These series of guest posts are written by the teams attending the Tetuan Valley Startup School 2011 Fall edition. This post is written by the Referama team, formed by Alejandro Riera and Fernando Sáinz.
Lately, we’ve been laughing at the never ending pile of difficulties in order to run a startup. It’s the same kind of laughter that you have when you dive through a huge wave in the sea just to meet her bigger sister and the rest of the family upon emerging. Philip’s last article encouraged us to resist the ‘Trough of Sorrow’ that follows a successful press coverage. Great, if we are lucky enough to get Techcrunched we’ll be closer to facing the “crash of ineptitude” and “wiggles of false hope”. Only then we will be know if we can make it out alive from the the valley of despair and the temple of doom.
At least it is becoming clear that this is an adventure. Who is picking up the names? We were happily thinking about early adopters when we discovered, The Chasm. If you manage to attract some people you’ll walk directly into the pitfall of death, also known as the inevitable phase of annihilation or destruction of hope. Yes, we will launch a startup and enroll with the lemmings, awesome.
But hey, failing is good, investors love people who have already failed, and we’ll have better chances on our fourth attempt. When you think about it, it is tempting to crash our 2nd startup just a little faster.
Everyday you do your best at reconciling certain contradictions like, “don’t focus on money now, you still don’t know your clients or product” and “tell me your electricity expenses in five years” .. “ do not take friends as founders” and “you have to trust and know your founders like the back of your hand because a startup is like two years in a submarine”. Focus but do twenty things at a time, listen to feedback but stick to what you think is best, etc.
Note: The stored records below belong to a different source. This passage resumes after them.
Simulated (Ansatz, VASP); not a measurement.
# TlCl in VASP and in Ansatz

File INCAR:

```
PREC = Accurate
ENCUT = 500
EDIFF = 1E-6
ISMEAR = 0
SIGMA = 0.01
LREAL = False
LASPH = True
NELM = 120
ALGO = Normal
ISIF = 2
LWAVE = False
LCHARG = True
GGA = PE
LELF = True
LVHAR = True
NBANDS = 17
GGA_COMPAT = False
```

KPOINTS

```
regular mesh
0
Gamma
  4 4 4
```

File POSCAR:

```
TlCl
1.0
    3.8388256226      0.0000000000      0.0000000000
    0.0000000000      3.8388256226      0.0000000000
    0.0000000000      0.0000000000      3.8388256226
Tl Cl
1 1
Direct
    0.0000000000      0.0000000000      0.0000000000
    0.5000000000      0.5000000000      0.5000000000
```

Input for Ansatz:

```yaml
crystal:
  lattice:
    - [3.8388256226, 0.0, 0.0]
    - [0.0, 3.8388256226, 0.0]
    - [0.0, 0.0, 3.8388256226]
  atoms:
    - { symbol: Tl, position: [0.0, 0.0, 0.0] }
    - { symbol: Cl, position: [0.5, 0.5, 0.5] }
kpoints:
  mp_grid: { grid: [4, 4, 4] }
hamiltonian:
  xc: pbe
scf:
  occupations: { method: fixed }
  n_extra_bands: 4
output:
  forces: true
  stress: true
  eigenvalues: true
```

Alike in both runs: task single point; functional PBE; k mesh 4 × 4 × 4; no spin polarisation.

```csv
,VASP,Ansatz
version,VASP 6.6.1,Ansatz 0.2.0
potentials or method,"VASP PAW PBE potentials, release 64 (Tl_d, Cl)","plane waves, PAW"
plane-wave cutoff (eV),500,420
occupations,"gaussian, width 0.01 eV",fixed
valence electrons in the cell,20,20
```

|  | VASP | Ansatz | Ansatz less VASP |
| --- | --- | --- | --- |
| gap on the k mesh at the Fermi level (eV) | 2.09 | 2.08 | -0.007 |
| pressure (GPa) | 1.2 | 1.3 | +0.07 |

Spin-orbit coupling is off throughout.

Competitors are a another good reason to give up before you start. Do you have lots of them? That’s bad. They probably have a couple million in funding, and have been trained by Spartans with years of experience. And if there are very few competitors, even worse, this means nobody cares. But, if choose to do it anyhow, clones will blossom like mushrooms overnight ready to surpass you.
So people will say, “Google, Apple, Facebook or any of those could develop what you do with the snap of their fingers”, and then ask “What is your unfair advantage?”. A good anwer would be “our madness”. We wished we could say “our grand network of partnerships” or “because we’re holding a thermal detonator”. At the end, any edge we may have can be matched by others, but our strength is to want something to exist and to be stubborn enough to create it one way or another. If you don’t want to put in that in your canvas, you can say that being small lets you evolve faster and try new things. Now you sound like a mutant cockroach, only with shorter life expectations.
Trying to build a startup is impossible. But you are going to attempt it, till the death. Literally. 99 of startups result in a nuclear explosion, and the remaining 1 percent are not as fortunate.
Being part of the Tetuan Valley Startup School and el Vivero Carabanchel, made us realize that the best thing before vanishing off the face of earth is to be surrounded by other people who are going mental, and struggling just like us to make something new on their own. It helps to share each others frustration and enthusiasm. We work together on holidays; we discuss each others challenges and we will laugh together when we see the next tidal wave coming. Without a support group like this, we would explode before we even got started.